According to Mai v. United States, filed in March, Washington State agreed in 2014 to restore Mai’s right to possess firearms; however, that reinstatement does not qualify federally. (Approximately 30 state programs would qualify federally under 34 U.S.C. § 40915, but not Washington’s, so Mai was still barred at the federal level.)

Another federal avenue to potentially restore Mai’s Second Amendment rights—applying to the United States Attorney General under 18 U.S.C. § 925(c)—has been defunded by Congress since 1992.

With no other avenues open to him to restore his Second Amendment rights more than 20 years after his commitment, Mai sued, and when his case was dismissed, he appealed. A panel of three judges from the 9th Circuit Court of Appeals affirmed the dismissal. Mai then requested that his case be reheard en banc by an 11-judge panel of 9th Circuit judges. (Because the 9th Circuit is the largest federal appeals court, with 29 active judges, en banc reviews consist of the Chief Judge and 10 other judges selected randomly.)

On Sept. 10, this rehearing was denied.

Dissents from the denial of rehearing noted concerns that the level of scrutiny the smaller panel used was inappropriate and applied incorrectly, that the decision was not in line with previous decisions of other circuit courts and District of Columbia v. Heller, that “ill-suited, foreign statistical studies” had been applied to the original ruling, and that the law in question (§ 922(g)(4)) being applied to Mai long after his commitment was unconstitutional.

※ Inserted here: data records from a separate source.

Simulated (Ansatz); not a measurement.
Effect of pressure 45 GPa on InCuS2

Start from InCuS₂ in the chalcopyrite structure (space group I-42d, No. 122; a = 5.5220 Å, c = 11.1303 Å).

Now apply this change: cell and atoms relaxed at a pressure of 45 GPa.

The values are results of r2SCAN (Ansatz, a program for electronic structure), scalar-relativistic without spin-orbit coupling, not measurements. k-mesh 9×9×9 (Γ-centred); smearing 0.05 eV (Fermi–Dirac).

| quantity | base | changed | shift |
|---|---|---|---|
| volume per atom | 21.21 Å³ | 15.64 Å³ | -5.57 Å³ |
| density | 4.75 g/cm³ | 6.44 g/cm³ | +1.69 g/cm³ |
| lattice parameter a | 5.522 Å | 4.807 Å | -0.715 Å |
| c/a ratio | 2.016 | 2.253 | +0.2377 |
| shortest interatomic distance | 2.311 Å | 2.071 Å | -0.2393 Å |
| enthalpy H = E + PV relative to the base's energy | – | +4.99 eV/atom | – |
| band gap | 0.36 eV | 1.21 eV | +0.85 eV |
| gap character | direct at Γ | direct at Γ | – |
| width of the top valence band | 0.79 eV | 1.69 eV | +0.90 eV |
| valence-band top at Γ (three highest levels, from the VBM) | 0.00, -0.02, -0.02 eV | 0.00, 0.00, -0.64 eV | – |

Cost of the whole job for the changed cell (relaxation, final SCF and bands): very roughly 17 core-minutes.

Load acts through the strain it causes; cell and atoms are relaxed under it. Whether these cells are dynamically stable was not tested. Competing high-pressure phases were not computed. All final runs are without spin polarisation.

Judge Bumatay noted in his dissent that the court was holding that “the government may forever deprive a person of the individual right to bear arms—if that person spends even one day committed involuntarily, even as a juvenile, and no matter the person’s current mental health soundness.” He also noted that the court would only decide in this manner for Second Amendment cases. “For other, more fashionable constitutional rights, we would not countenance such an abridgment.”

Judge VanDyke noted in his dissent, “In the final paragraph of its opinion rejecting Mai’s Second Amendment claim, the panel emphasized that ‘[w]e emphatically do not subscribe to the notion that “once mentally ill, always so.’ […] Yet just like the government’s position in this case, the panel’s decision inescapably effectuates exactly that ethic.”

“Mai, and all others who have overcome mental illness, deserve better than to be permanently designated second-class citizens,” VanDyke wrote, “particularly as it relates to their equal participation in a fundamental right.”

Mai’s lawyer said he will appeal to the U.S. Supreme Court.